The union is open to both contractors and employees. All of the roughly 227 workers who have signed in to support the union have set aside 1% of their yearly compensation to pay union dues.

Those dues are used to compensate those who lose wages if there is a strike.

The union is still small

Most of the workers who have signed on to the Union are from the San Francisco Bay Area and one from Cambridge. To offer clarity, Alphabet Workers Union is not a traditional thing and currently only has 227 workers out of the 132,121 people who work for the multinational corporation.

The intent of the union is not necessarily to haggle with Alphabet-owned companies but to work toward common missions.

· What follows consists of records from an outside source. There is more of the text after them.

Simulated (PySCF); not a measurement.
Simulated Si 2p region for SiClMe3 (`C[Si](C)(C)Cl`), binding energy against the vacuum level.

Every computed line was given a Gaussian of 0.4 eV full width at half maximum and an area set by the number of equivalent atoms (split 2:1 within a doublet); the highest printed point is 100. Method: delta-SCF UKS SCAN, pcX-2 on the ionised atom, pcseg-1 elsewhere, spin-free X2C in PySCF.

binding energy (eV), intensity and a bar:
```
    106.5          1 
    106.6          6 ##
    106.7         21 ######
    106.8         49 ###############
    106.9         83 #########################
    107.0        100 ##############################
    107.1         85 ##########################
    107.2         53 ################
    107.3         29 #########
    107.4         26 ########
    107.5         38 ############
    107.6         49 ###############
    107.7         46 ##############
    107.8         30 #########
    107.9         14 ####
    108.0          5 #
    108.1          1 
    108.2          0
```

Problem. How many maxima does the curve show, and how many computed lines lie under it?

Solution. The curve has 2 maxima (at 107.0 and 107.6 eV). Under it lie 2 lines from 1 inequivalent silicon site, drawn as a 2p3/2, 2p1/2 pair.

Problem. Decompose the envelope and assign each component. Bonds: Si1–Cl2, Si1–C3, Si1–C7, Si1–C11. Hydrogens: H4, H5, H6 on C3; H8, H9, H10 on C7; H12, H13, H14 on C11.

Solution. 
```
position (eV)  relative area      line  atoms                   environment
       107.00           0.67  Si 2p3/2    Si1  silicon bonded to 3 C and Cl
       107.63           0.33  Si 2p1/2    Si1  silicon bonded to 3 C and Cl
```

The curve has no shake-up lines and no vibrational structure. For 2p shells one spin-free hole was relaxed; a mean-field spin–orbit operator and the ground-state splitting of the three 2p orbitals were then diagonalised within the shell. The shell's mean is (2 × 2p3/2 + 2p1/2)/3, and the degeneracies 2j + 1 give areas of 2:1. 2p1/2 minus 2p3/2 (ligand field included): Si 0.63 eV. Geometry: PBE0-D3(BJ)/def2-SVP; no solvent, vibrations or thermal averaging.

Dylan Baker, a software engineer at Google said that the union will elect representatives, make democratic decisions, pay dues and hire skilled organizers to ensure Google employees know they can join in, and be part of a company that reflects their values.

A new age of tech unions

The union arrives following the creation of other unions in tech companies like Glitch and Kickstarter in early 2020.

Workers at HCL Technologies, a Google contractor in Pittsburg, and tech company cafeteria workers in the San Francisco Bay Area, all formed unions last year.

The tech and gaming companies are organizing, driven by the new generation of workers who work at companies that pay them a lot while doing shady things. It seems workers have had enough and are seeking accountability and social justice through unions.